Re: Rocket lift-off questions.



neo asked:

Escape velocity 11 km/s. But certainly rocket does not blast off with
this speed. On tv, i see rocket slowly lifting upward. How much
distance it covers in initial 4-5 seconds?

And is it possible to blast off rocket with acceleration much slower
than g? Will it fall or go upward?

To rise you need at least 1 g to overcome the Earth's gravitation. But
the _relative_ acceleration doesn't decide whether you'll escape.

Can we propel rocket or any body in upward direction with 'constant
velocity', say just 5 centimeter per second?

Possible but inefficient, and to achieve orbit you need 7 Km/sec. To
escape you need a positive velocity away from the Earth "at infinity".

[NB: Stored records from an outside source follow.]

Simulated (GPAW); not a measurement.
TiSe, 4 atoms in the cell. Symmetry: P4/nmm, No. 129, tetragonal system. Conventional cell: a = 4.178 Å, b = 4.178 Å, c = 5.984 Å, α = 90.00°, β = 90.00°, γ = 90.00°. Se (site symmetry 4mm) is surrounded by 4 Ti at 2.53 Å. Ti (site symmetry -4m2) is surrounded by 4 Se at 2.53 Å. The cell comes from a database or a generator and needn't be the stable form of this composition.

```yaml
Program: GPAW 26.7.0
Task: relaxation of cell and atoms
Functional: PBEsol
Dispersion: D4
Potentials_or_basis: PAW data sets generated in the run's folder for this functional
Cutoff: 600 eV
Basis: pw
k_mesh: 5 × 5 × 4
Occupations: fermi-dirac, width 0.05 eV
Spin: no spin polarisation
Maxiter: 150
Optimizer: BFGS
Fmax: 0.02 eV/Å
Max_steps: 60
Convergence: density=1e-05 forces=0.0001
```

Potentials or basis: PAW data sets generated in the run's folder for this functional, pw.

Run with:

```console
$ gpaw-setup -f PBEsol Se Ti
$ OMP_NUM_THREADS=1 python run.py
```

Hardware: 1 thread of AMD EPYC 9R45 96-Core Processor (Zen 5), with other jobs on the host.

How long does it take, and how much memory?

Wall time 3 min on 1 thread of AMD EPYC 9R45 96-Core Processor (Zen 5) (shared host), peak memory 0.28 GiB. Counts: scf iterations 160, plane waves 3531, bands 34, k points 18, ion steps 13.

Escape velocity is defined as the velocity required at any given
position to satisfy the inertial equations of motion and achieve
arbitrarily large separation at finite velocity. Of course it is
possible to reach "infinity" at 5 cm/sec, but to do that you need to
maintain this 5 cm/sec all the way out to the radius where the escape
velocity _there_ is 5 cm/sec or less.

One way to define escape velocity is positive total energy:

v^2/2 - GM/r > 0

hence

v > SQRT( 2GM/r )

--
ciao,
Bruce

drift wave turbulence: http://www.rzg.mpg.de/~bds/

.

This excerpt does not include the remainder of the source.